Hollow
1. Emotional Core
Numbness — the absence of feeling where you expect sensation or emotion.
Quiet Detachment — a soft, almost protective distance from your own inner world.
Gentle Ache — a subtle awareness that something is missing, even if you can’t name it.
2. Somatic Definition (body’s felt sense)
Stillness — the body feels muted, as if in low-power mode.
Lightness or Emptiness — a sensation of being “less full” in the chest, belly, or limbs.
Pause in Energy — movements and reactions feel slowed or delayed.
3. Relational Definition (how it plays out with others)
Blunted Expression — difficulty accessing enthusiasm, grief, or joy in connection.
Polite Distance — participating without being fully engaged.
Invisible Wall — others may sense something’s off but can’t name why.
4. Existential Definition (big-picture emotional truth)
Protective Absence — the nervous system choosing quiet over overwhelm.
Interim Space — a liminal pause between the too-much and the not-yet.
Sacred Waiting — the body making room for a future return.
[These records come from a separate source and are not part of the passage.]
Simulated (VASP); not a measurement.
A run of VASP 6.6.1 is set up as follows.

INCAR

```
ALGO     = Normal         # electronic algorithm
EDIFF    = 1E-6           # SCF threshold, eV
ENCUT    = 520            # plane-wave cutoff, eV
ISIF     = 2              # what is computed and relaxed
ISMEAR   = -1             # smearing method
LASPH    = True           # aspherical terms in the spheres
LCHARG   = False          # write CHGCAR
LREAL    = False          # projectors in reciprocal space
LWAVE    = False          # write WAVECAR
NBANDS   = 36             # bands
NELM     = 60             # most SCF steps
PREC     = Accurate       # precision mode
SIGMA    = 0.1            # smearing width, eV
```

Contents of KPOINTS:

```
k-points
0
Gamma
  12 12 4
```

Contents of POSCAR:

A Gentle Reminder for When You Feel Hollow
If you find yourself in this quiet space, please know that your hollowness is not emptiness—it's rest. Your nervous system has created this protective pause not because you're failing to feel, but because you've been feeling too much for too long. This gentle numbness is your body's wise way of creating breathing room in a world that often demands more than you can sustainably give.
Hollow doesn't mean broken. It means your system is conserving energy, like a tree in winter that appears lifeless but is actually gathering strength beneath the surface. This interim space—between what was too overwhelming and what hasn't yet emerged—is sacred territory. You're not missing out on life; you're allowing life to recalibrate within you.
It's okay if enthusiasm feels distant right now, if your responses seem muted, if others sense something different about your presence. You don't owe anyone your full emotional range at every moment. Sometimes the kindest thing you can do for yourself is to honor this protective absence rather than forcing feelings that aren't ready to surface.
This hollow space is temporary, even when it doesn't feel that way. Your capacity for feeling—for joy, connection, and aliveness—hasn't disappeared; it's simply resting. Trust that your emotional world knows how to return to you when the conditions are right.
Your gentle ache is actually hope in disguise, quietly holding space for your eventual refilling.